Pink and blue woven fleece dog toy with two loops and two tugs

Love is in the air! Humphrey has a new puppy pal (they are so cute together) and this toy was created for some wild tug toy playtime. It may be a bit strange looking, but was created for function and fun - which is what matters most, right? With two loops and two straight stick "handles" there are tons of options for multiple dogs and humans. Humphrey has even figured out how to play tug with himself by using a paw with one loop and his mouth with the other - quite hilarious to watch. 

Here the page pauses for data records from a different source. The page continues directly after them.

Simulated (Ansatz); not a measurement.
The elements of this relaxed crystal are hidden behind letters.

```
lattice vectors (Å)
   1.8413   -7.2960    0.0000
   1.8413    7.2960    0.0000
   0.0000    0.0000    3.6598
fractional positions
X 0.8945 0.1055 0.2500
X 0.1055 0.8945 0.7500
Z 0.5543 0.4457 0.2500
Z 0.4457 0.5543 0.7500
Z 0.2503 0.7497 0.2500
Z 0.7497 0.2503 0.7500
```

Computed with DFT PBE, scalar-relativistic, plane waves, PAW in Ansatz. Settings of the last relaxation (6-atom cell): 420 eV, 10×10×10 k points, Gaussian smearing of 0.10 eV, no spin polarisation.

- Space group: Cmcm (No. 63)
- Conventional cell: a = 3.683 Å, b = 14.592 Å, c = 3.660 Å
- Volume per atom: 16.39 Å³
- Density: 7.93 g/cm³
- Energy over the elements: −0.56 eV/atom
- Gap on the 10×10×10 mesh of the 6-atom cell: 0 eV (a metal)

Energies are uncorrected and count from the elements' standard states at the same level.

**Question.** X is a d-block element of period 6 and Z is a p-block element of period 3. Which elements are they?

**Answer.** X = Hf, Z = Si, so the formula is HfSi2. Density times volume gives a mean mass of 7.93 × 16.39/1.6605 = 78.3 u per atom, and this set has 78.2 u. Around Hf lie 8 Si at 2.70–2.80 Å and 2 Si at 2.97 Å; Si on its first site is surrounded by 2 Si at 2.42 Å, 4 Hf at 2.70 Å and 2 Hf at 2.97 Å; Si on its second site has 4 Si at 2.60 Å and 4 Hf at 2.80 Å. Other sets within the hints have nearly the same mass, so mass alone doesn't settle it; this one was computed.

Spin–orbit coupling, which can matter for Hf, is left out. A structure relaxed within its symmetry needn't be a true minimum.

The materials and craft supplies used in making the tug toy shown are:
  • Polar fleece fabric
  • Scissors

Pink and blue woven fleece dog toy with two loops and two tugs

The toy was created by joining two simple single-colour four-strand loops, and then taking two strands from each to weave into a straight "handle" outwards perpendicular to the joint. The result is a toy with four easy grab points - fun!  It is essentially combining two of our loop and handle woven fleece dog tugs into a single big toy.  It isn't overly complex, but beginner weavers may like to try a few simple tugs or basic loops to get comfortable with weaving methods and judging size/scale before trying this type of project.  To make a similar DIY dog tug toy toy:

Weave two loop tugs with free fleece at each end:


✂️  Detailed directions with photos/diagrams for weaving are available in our posts on basic weaving methods.  The pictured toy is a four-strand spiral (the corner-to-corner circle twist method was used for this toy, as detailed in our instructions for making spiral tug toys). You also use a basic square/box knot, if you prefer a square-bodied tug.

  • Cut eight (two for each loop) long pieces of fleece. Length and width are at your discretion to scale the toy for your pet. 
  • Starting with four strands (one loop) Leaving a generous amount of fleece at the starting point (this will be used for joining and in weaving the handles), tie a temporary knot, and weave a straight length of tug using your preferred weaving style. Stop to leave a similar amount of free fleece at the finishing end. Tip:You can untie the temporary starting knot at any point after getting several layers into your weave to help judge your finishing point. 
  • Repeat with the other four strands to create a matching length of woven tug with free ends.
  • Take one of your woven pieces and pull the loose ends together to form a loop. Carefully pair the strands up to create for paired sets (see tip), and then weave a single knot using the paired strands to secure the closed loop. Tip: Single colours are easy to close, but if you are using multiple colours in your loops, try to align the tug colours as you position the loop closed and pair with care so that you loop looks pretty when you tie it closed. 
  • Repeat the same process to create the other loop.

DIY instructions for a double-loop woven fleece dog tug toy

Join the two loop tugs at the intersection point:


  • Position the two loops so that the intersections are pressed together back-to-back.
  • Position eight strands on each side.   Tip: For strength of the joint (and looks, especially if using different colours as shown in this toy), it is best if there are four strands from each loop.
  • Starting with one side, carefully group the eight strands into four pairs of two and position for weaving.  Tip: Single colours are easy to group, but if using multiple colours, pair strand colours and take extra care in position for the prettiest result.
  • Weave using your preferred weaving style until you are nearing the end of the strands. Tie to secure, and (optional) trim the loose ends if/as necessary. 
  • Repeat on the opposite side to create the second handle.

DIY instructions for a double-loop woven fleece dog tug toy

You can use the post labels on the footer below to explore related content. Helpful information is also available in our DIY Fleece Tug Toy FAQs, Tips, and Troubleshooting Mini-Series, including more about fleece, troubleshooting common pattern problems when weaving tug toys, different end knots for starting/finishing tugs, and factors affecting finished toy size.

Safety first, furfriends! Remember, no matter what a toy is made of or how it's made, toys are meant for supervised interactive play. Know your dog before giving him/her any new toy. Some dogs try to eat toys/parts (whether bought or handmade) and that's dangerous. Toys are for playing, and playtime is always safer (and more fun!) with you involved. You can read more on our dog toy safety page, including tips and some helpful links for safer playtime. Have fun and play safe!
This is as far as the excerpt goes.